NHA issued a notification Saturday raising toll rates on the M-2 Motorway by 7 percent. The new rates will stay in effect until April 23, 2027, per-kilometre charges built into the concession agreement NHA holds with Motorway Operations and Rehabilitation Engineering, known as MORE, a subsidiary of the Frontier Works Organisation. FWO handles rehabilitation and modernisation work on the motorway under that agreement.

Also Read: Motorway Police Ban Vehicles Without Fire Extinguishers

Car owners, jeep drivers and taxi operators will now pay Rs1,430 to travel the full route. Wagon drivers face Rs2,390. Coaster operators pay Rs3,350, while buses cost Rs4,770. Truck drivers running 2- or 3-axle vehicles will pay Rs6,210, and articulated truck operators face the steepest new rate at Rs7,980.

Court Blocks M-Tag Penalty

The timing raises an obvious question. One day earlier, the Islamabad High Court suspended a completely separate NHA notification one that had slapped an extra 50 percent toll surcharge on any vehicle crossing motorways without a working M-Tag or with insufficient balance in its M-Tag account. The court froze that penalty Friday, just hours before NHA pushed through the standard 7 percent hike Saturday.

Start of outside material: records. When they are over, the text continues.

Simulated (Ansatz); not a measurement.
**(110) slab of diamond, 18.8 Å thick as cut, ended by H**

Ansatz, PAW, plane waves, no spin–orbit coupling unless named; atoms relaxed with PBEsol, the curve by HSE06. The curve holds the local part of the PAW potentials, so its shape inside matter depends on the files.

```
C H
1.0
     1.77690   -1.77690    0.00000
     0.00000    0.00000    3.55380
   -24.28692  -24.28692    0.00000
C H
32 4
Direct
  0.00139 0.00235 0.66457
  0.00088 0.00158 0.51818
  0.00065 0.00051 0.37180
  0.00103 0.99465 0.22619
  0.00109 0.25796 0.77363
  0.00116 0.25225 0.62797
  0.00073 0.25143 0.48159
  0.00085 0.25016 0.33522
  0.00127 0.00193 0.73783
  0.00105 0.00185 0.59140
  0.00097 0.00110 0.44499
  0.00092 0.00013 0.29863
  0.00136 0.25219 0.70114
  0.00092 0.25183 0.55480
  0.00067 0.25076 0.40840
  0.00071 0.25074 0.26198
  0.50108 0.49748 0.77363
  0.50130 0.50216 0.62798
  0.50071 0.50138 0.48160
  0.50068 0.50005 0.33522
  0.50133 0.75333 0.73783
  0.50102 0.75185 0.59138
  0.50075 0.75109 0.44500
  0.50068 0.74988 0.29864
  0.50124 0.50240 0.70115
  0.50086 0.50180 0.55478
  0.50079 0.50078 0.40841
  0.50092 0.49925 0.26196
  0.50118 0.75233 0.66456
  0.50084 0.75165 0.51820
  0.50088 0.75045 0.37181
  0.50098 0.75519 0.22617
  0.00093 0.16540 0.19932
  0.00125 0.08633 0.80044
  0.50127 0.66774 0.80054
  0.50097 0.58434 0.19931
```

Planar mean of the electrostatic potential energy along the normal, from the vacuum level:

Sources told Focus Pakistan the sequence highlights a pattern: NHA continues adjusting toll structures through multiple channels simultaneously, even as courts scrutinize some of those changes. The M-Tag surcharge and the general toll hike are legally distinct mechanisms, but both hit the same drivers on the same roads within 24 hours of each other.

NHA Defends Toll Increase

NHA has not commented publicly on whether the IHC‘s suspension of the M-Tag penalty will affect its broader toll strategy going forward. The M-2 corridor remains one of Pakistan’s busiest and most economically significant highways, linking the federal capital directly to Lahore and carrying heavy volumes of both passenger and freight traffic daily.

For commercial operators, the increase compounds existing pressure from fuel costs and vehicle maintenance expenses. Truck and bus operators, who already absorb the highest toll brackets, will feel the 7 percent hike most acutely given the scale of their per-kilometre charges compared to private car owners.

Motorists Face Higher Costs

The IHC’s intervention on the M-Tag surcharge suggests toll policy on Pakistan’s motorway network faces active legal challenge on multiple fronts. Whether that scrutiny extends to the newly announced 7 percent increase remains unclear, since Saturday’s notification addresses a different toll mechanism than the one the court suspended Friday.

Commuters and transport companies planning routes between Islamabad and Lahore should expect the revised rates to apply immediately, given the notification’s Saturday effective date. NHA has offered no indication of a grace period or phased implementation for the new charges.